New York blurs between an ordinary reality and an environment that is far from ordinary once you allow yourself to enter its hidden worlds.
On my way to capturing moments that represent peoples emotion and creativity in New York, my reality quickly interacted with someone else's world. A simple question from an odd looking man on a bicycle turned into a 45-minute escape in the city I know better than any place in the world.
"What kind of camera is that?" the man asked. "What was that?" I said back to him.
"What kind of camera is that?!" he yelled.
The man was sitting on a used bicycle wearing a Mets hat, brown leather vest with all types of necklaces, countless rings, teeth missing, half a finger, and black clothes down to his military-style leather boots. I answered his question, and he immediately started asking very technical questions about my camera. I was only able to answer half of his inquiries and started quickly wondering who he was. Once he realized I didn't have the same level of mechanical knowledge of cameras, he looked at me and said proudly, "Do you know who I am?" I quickly said no, not having a clue as to who he was and asked who he was.
"I'm Mark Fisher"
There was a pause longer than maybe both of us expected to let pass and I said, "I think I know who you are." He smiled and said, "Yeah, I'm Mark Fisher."
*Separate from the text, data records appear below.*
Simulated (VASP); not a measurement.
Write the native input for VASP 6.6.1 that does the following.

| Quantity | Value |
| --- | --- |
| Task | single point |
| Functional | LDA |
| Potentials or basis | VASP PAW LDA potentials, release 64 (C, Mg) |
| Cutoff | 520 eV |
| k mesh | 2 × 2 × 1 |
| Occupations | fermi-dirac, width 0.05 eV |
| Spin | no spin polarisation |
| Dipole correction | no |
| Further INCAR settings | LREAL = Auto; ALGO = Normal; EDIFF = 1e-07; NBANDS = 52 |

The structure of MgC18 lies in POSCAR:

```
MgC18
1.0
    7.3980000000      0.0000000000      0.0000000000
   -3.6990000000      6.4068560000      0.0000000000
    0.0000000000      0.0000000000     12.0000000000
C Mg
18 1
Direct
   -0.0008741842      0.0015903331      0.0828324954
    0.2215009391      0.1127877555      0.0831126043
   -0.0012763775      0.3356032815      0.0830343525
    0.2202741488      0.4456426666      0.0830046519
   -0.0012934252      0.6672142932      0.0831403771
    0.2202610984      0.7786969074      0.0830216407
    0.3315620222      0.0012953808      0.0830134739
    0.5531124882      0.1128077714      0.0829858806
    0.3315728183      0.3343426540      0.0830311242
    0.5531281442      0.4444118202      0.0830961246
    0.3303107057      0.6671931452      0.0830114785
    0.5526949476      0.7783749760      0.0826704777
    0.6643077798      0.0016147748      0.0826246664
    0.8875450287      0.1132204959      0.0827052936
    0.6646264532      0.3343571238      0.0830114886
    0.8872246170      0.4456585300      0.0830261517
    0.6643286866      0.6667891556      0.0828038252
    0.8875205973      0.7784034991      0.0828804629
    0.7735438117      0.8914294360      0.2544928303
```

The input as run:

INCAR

The more I summed up Mark, I knew there was little possibility of me knowing him. I hoped he was one of the famous street photographers from the 70s/80s maybe he was friends with Joel Meyerowitz or Martha Cooper.
He continued to rattle things off from his life. From helping create software that all photographers use these days, to how he needed to get to Citi Stadium for the Mets game and how much he loved his used bicycle which he kept calling a beater. I continued to listen to him mostly just nodding and asking a question whenever he would give me a chance to speak.
He then bottled off his bike and told me I had to take a photo of this bicycle up against the wall on Lafayette and Prince. He started instructing me to lay down on the floor and get my camera at an angle that would allow me to capture the front wheel with the sun hitting it and to include the details of a whittled down flower.
Here I am, 6:30 pm in the middle of Soho, on a perfect summer night laying down on the street with Mark instructing me to take the photo he saw to be perfect. He asked if he could try taking the picture with my camera since I wasn't capturing it correctly. This person who I've been questioning for the past 30 minutes started coming alive, and I started believing he was who he kept saying he was. Mark Fisher. We both agreed the photo he took was better than the pictures I was trying to capture.
He looked up at the sun and said "Quick! The sun is perfect, follow me!" He jumped on his bicycle and took off across Prince St. and made a quick turn onto Crosby heading south against the incoming traffic. I started running after him, and as he cruised through the street smiling with a hand-rolled cigarette in his mouth, I began to realize I wasn't in my world anymore. I had entered his lens of New York and was going along for the ride.
He stopped on Broome St. and he asked for my camera again to grab a couple of more photos of the sky, a fire escape, and the street looking east down Broome St.
He then told me he had to go and how nice it was to hang as he put it. He put out his hand for a fist bump, and we said see you later. He took off on his bicycle as I thought to myself New York is alive and well.